The Department stated that the applicant's application was assessed in the same way as all other applicants and that he was not appointed to the roster. It stated that the basis of the applicant's subsequent appeals relate to the fact that in the preliminary announcement, there had been an indication that applicants would be interviewed prior to appointment and that if he had known there was to be no interview, he would have submitted additional information in his application.
The Department added that since 2013, the applicant has submitted numerous requests for reviews and additional information through various channels directly to officials and also to the Minister and the Minister of State's Office. It stated that he has been formally and repeatedly informed that he is not a member of the election roster and despite this, he has submitted six applications in 2014 and 2015 to officials and the Minister of State's Office requesting that he be nominated as an election observer.

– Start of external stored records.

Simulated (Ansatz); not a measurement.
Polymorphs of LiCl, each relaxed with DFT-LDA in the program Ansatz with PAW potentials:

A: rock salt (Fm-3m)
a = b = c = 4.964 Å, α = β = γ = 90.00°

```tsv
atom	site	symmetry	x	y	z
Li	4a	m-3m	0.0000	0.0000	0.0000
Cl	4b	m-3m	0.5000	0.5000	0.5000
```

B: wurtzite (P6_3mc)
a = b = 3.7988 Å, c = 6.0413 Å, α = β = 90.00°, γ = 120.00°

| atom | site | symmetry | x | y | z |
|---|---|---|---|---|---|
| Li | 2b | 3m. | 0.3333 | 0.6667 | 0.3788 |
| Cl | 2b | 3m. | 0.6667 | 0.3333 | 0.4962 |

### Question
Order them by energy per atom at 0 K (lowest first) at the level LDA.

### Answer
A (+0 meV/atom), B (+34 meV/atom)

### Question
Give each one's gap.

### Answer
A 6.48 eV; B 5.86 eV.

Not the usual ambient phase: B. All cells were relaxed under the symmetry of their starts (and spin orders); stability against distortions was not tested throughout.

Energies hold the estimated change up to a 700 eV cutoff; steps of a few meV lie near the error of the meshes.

According to the Department, the applicant has made 11 FOI requests to it since 2013 relating to the roster, including the request under review. Essentially, the Department is of the view that the requests submitted by the applicant, including the one currently under review, form part of a long-running and unsuccessful pursuit of his grievance concerning his unsuccessful application to be part of the roster in 2013. It argued that there is evidence of a clear and repeated pattern of conduct and communications relating to the roster, which has passed the stage of reasonableness and which the Department now considers to be vexatious. It stated that the pattern of conduct included the following:
Applying to attend a Training Course for the members of the new roster in 2013, despite not being a member
Making six requests to be nominated on missions in 2014-2015, despite not being on the official roster
Applying for statements of reasons under section 10 of the FOI Act when the Department informed him that he was not eligible to be nominated to the missions as he was not on the official roster
Submitting 11 FOI requests since 2013 relating to the roster, including requests for records containing the personal information of third parties, such as individual application forms
Making applications for internal review of the Department's decisions and applications for review to this Office where the Commissioner upheld the Department's decisions in most cases
Making a complaint to the Ombudsman
Making requests to the Minister of State to meet to discuss various issues relating to the roster
Submitting Parliamentary Questions (PQs) relating to the roster. The Department stated that 20 were submitted, many of which it believes were raised on the applicant's behalf, and in some cases mirror his FOI requests
Making data protection requests to the Department relating to the roster
Enquiring whether the Department would fund participation on a post graduate election observation course
Travelling to Sri Lanka and acting as an unofficial election observer in 2015 and then seeking to be paid the grant at issue
Appealing the decision not to pay him the grant
Raising issues with the Department in relation to the payment of the grant to a specified election observer when it wasn't paid to him and meeting with Department officials to discuss this issue
Making an FOI request for access to records relating to the payment and administration of the grant
The Department stated that the current request under review relates to a particular member of the roster who was nominated as an observer to the Sri Lankan mission and paid the €600 grant. This member was also selected by the European Commission as a Core Team Member, which I understand attracts a fee and allowances, which are paid by the Commission. The Department stated that the applicant raised issues relating to the payment of the grant to this member of the roster and met with Department officials to clarify. It contended that his submission of an FOI request relating to the same issue, when it had considered that the matter had been adequately dealt with at the meeting, demonstrated an unwillingness on the part of the applicant to cooperate with the Department.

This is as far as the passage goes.